Generation of Gold Standard File and Linkage Files

knitr::opts_chunk$set(echo = TRUE)
knitr::opts_knit$set(root.dir = '../') 
library(sdglinkage)
set.seed(1234)

In this vignette, we show how we can use sdglinkage to generate a realistic synthetic gold standard file and how to damage the gold standard file into multiple copies of linkage files that can be used for linkage research.

Usually, when a trusted third party release a dataset to a research organisation, they will remove sensitive identifiers to prevent the data to be linked back to real individuals. In the meanwhile, for research purpose, some organisations will publish the error statistics happened in their dataset. This vignette targets for people from a research organisation that has access to non-sensitive predictor variables and statistics of the error occurred to both predictor variables and sensitive identifiers. And they would like to share a synthetic gold standard and linkage files of this dataset with realistic identifiers to a wider audience. For people from a trusted third party that has the access to sensitive identifiers please see vignette From_Sensitive_Real_Identifiers_to_Synthetic_Identifiers.
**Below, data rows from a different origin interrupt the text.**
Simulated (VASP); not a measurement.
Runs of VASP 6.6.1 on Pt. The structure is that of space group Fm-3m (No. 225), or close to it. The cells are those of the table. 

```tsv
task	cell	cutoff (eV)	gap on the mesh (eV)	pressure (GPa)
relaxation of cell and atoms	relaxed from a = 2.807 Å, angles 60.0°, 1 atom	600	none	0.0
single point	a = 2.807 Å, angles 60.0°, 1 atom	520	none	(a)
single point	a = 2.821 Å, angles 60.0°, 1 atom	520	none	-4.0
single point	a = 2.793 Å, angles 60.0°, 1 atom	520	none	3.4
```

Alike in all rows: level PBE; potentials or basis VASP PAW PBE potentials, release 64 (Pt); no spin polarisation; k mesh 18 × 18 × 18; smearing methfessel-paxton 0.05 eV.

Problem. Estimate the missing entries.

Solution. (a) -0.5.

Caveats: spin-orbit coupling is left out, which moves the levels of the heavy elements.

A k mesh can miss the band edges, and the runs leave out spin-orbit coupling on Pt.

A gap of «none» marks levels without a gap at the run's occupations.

A gold standard file that gives us the true values of variables of interest, and linkage files that mimic the original error formats of real data. The following figure outlines the framework in generating these two types of files. In this example, we assume we have access to predictor variables such as sex, age and ethnicity but not sensitive identifiers such as nhsid and names. We also assume to know the errors occurred in all variables. We simulate three types of variables, which includes predictor variables learned together with the encoded error flags, external dependent identifiers and independent identifiers. These generated synthetic variables are then merged into a gold standard file and further damaged by inferred synthetic errors, which give us synthetic linkage files.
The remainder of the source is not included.